20/Jun/2012, Santa Marta - Colombia
An early paddle ashore for a trip to Santa Marta, the capital city of the Magdelene region. Sophie and Pedro from Moana had kindly offered to show us the market and other key locations that would speed us up the learning curve in a new place. All the simple things in this cruising lifestyle take so much time when you don't know where anywhere is, nor how to get there.
We bounced along the roads aboard the bus, a 16-seater with the side sliding door wide open, Sue no longer looking quite so smug at nabbing the leg-roomy seat by the entrance, as the world sped by. Before eight o'clock and the humid heat already quite oppressive in the bus; some luckier than others to be sat on the shady side, as the sun, still low in the sky beat in through the gaping windows.
Over the limestone crags and we speedily descended into the outskirts of the city. Initially wide streets flanked by low concrete and brick dwellings, a railway track down the middle of one. Litter and other debris from human habitation sullied the appearance. Dust coating the masonry, still air, relentless radiation from the sun commencing to bake all before it. Further in towards the centre and various stores and artisan's workshops sprang into view. Hoards of motorcycles, scooters, taxis and buses ferrying workers to their destinations for another day's toil. Advertising skillfully painted onto walls gave colour and vibrato to otherwise unremarkable architecture. A few more blocks and larger, more impressive edifices lined our route. Some undoubtably monuments to a former colonial era, others more modern and built during the last century to service a rapidly growing nation as she struggled to develop and spread her wings.
Once on foot and into the centre the host of varying street traders made the eyes boggle. Many hauling carts or carrying vessels full with refreshment, cold drinks, lime juice, coffee, watermelons. You want it somebody had it. One chap selling spectacles took on the task of re-inserting Sue's lenses into new plastic frames, the original metal ones had succumbed to the damp and salty existence on board. Then a small cantina for breakfast; a simple meal of scrambled eggs (huevos) and corn meal pancakes (arrepa) washed down with two cups of coffee all for around UK£2 per person. While enjoying our coffee a shoe polisher touting for trade didn't even bother asking when he espied our sandal clad feet beneath the table.
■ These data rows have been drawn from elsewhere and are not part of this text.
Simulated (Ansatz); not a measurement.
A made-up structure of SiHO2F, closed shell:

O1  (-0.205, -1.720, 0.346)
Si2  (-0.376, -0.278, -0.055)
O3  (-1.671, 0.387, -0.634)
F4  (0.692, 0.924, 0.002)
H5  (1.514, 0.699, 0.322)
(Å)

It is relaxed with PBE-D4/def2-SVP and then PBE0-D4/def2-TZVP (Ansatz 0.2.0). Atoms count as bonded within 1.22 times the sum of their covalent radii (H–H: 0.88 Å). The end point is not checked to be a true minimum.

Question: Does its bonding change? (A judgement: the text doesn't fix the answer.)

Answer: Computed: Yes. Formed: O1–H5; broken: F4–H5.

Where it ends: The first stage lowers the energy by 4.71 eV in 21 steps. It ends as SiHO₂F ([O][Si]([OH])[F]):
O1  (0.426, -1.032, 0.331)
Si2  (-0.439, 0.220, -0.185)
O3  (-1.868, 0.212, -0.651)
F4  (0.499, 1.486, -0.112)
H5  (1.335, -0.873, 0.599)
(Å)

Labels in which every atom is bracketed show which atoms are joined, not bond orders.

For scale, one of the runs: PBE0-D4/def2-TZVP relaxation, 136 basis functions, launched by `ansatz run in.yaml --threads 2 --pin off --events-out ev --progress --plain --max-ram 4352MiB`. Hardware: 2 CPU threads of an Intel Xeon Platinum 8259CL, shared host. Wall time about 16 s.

The market was a complete onslaught on the cultural, aural and olfactory senses. Once, no doubt, a common sight on the streets of the UK, now largely elbowed aside by the takeover of supermarkets. Narrow stalls covered by ramshackle plastic and corrugated iron awnings were bedecked with foods of all types: meat, angrily red with no refrigeration; fish of diverse species, already dressed and ready for the oven or pan; fruits, some we had never seen before; vegetables galore and the produce of the tomato tree bought to sample foods anew. Stall-holders cheerfully babbling away as if we understood their patter, always smiling and helpful as we stumbled over our new found Spanish phrases. A sheer joy to have such a wide range from which to choose and at such economical prices after the East Caribbean where produce was always an expensive extra.
Definitely a fine day out and a satisfying start on our mission to master the language spoken by over 300 million folks on planet Earth.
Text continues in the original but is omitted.